Israel has heaped praise on the new US administration for taking its pointedly-antagonistic stance against Iran to a new level as Washington readies fresh sanctions against Tehran over its defensive missile program.
On Wednesday, President Donald Trump’s National Security Adviser Michael Flynn declared that the US was “officially putting Iran on notice” over the Islamic Republic’s recent missile tests, in comments censured by Tehran as “baseless,” “repetitive” and “provocative.”
A day later, Netanyahu welcomed the threat and said he had “listened with appreciation to the remarks of General Flynn on the need to counter Iran’s aggression,” The Times of Israel reported.
The Israeli premier had also vowed to renew his push for more sanctions against Iran in his upcoming talks with Trump, a staunch supporter of Tel Aviv, after the Islamic Republic carried out routine missile tests on January 29.
In yet another anti-Iran measure meant to curry favor with Israel, US Republican House members introduced legislation on Thursday for new sanctions against Iran over its missile tests and what calls Tehran’s “support for terrorism.”
The US and Israel claim Iran’s latest missile tests violated Security Council Resolution 2231, which urges Tehran not to undertake any activity related to missiles “designed to be capable of” delivering nuclear weapons.
Iran, however, says it is not involved in any such missile work and has no such warheads.
On Thursday, House Speaker Paul Ryan voiced support for the imposition of additional sanctions on Iran.
Reuters also cited well-placed sources as saying that “Trump is poised to impose new sanctions on multiple Iranian entities, seeking to ratchet up pressure on Tehran while crafting a broader [anti-Iran] strategy.”
“The new sanctions had been in the works for some time,” the sources added.
The Treasury Department is expected to announce the sanctions on Friday.
Resolution 2231 was adopted on July 20, 2015 to endorse a nuclear deal between Iran and six world powers, known as the Joint Comprehensive Plan of Action (JCPOA).
During the negotiations in the lead-up to the deal, Israel had launched an intense lobbying campaign to torpedo the accord.
Trump later echoed Flynn’s remarks in a tweet, saying Tehran “has been formally put on notice for firing a ballistic missile. Should have been thankful for the terrible deal the US made with them!”
On his campaign trail, Trump had threatened to “tear up” the nuclear deal or renegotiate its terms, prompting the European Union, which mediated the deal, and other parties to the accord, including the United Kingdom and France, to urge all the signatories to abide by their commitments.

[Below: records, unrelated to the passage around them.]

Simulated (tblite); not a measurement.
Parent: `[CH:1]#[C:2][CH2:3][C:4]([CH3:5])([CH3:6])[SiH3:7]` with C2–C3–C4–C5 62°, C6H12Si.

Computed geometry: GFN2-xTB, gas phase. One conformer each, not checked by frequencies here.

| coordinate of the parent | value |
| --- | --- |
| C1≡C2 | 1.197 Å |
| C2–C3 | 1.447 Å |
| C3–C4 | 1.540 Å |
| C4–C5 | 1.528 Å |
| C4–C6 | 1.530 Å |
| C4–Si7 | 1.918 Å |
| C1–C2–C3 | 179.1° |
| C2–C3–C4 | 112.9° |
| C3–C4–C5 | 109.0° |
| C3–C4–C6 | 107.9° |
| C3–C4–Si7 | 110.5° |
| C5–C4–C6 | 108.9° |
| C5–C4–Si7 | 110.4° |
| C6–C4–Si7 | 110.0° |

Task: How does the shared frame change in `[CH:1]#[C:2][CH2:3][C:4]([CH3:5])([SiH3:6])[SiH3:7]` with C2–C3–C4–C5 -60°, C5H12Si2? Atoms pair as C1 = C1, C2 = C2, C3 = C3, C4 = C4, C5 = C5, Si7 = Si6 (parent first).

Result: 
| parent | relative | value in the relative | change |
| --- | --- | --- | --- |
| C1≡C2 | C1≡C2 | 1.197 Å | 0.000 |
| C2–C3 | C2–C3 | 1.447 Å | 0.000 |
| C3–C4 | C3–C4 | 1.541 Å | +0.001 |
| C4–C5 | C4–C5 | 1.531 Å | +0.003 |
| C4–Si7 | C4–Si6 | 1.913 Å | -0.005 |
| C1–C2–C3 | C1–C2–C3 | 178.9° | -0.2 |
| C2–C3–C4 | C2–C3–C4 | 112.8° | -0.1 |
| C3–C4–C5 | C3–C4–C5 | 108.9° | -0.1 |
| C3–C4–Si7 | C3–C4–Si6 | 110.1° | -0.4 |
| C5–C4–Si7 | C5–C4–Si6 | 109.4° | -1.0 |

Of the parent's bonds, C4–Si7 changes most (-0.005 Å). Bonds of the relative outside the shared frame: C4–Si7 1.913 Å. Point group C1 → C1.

Netanyahu likewise said he would discuss with Trump a “re-evaluation” of the “entire failed nuclear accord,” which was reached despite intense Israeli lobbying.
Observers say the very fact that Netanyahu had considered himself to be in the position to lobby Washington against its commitment to the deal reflected the depth of Israel’s influence on the US administration.
Over a dozen members of the Trump administration are stalwart supporters of Tel Aviv’s regional interests.